Johnnie Tillmon (1926 - 1995)

Johnnie Tillmon, born on this day in 1926, was a welfare rights activist who founded Aid to Needy Children Mothers Anonymous (ANC) and served as executive director of the National Welfare Rights Organization in 1972.

In 1963, Tillmon became ill and was encouraged to begin receiving welfare, having six children to feed as a single mother. Seeing how people on welfare were treated, she organized those on welfare in the housing project, and in 1963, she founded the ANC, which was one of the first grassroots welfare mothers' organizations in the country.

This organization later became part of the National Welfare Rights Organization (NWRO), with Tillmon becoming the first chair of the NWRO. In 1972, she became its executive director when George Wiley resigned. Wiley had been trying to mobilize the working poor, whereas Tillmon tried to align with the feminist movement.

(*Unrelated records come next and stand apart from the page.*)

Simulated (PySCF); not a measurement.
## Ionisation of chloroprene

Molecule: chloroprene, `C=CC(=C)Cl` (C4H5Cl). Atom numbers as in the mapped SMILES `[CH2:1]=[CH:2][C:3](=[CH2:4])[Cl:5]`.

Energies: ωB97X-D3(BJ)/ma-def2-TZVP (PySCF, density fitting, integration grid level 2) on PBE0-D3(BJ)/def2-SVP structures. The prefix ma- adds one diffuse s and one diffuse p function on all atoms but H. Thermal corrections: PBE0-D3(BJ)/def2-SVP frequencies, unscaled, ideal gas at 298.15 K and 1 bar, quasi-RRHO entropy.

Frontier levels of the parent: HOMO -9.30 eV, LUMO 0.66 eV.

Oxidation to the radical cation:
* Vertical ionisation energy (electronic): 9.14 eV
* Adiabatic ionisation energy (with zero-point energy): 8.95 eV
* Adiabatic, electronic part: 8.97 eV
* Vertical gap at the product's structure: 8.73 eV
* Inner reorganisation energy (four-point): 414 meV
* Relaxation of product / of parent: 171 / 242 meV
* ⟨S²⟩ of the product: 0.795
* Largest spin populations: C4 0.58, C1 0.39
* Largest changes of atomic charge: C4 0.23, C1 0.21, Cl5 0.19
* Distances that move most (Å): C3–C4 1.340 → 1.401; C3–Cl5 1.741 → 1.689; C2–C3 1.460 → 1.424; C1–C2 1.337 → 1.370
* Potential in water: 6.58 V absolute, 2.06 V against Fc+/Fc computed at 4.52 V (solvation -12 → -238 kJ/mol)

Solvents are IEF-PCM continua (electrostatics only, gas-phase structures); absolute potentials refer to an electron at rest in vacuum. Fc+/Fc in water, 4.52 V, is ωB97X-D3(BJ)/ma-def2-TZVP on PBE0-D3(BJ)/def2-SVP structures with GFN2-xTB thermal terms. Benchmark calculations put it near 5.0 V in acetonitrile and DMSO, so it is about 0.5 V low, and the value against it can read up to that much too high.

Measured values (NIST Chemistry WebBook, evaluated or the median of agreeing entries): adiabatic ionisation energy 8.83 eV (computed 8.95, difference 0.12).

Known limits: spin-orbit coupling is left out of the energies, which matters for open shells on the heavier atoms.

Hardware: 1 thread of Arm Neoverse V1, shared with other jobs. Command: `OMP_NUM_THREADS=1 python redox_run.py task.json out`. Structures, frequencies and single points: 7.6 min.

Tillmon's 1972 essay, "Welfare Is a Woman's Issue", which was published in the women's magazine "Ms.", emphasized women's right to adequate income, regardless of whether they worked in a factory or at home raising children. The National Union of the Homeless used what was called a "Johnnie Tillmon model" of organizing, named after her.

"For a lot of middle-class women in this country, Women's Liberation is a matter of concern. For women on welfare, it's a matter of survival."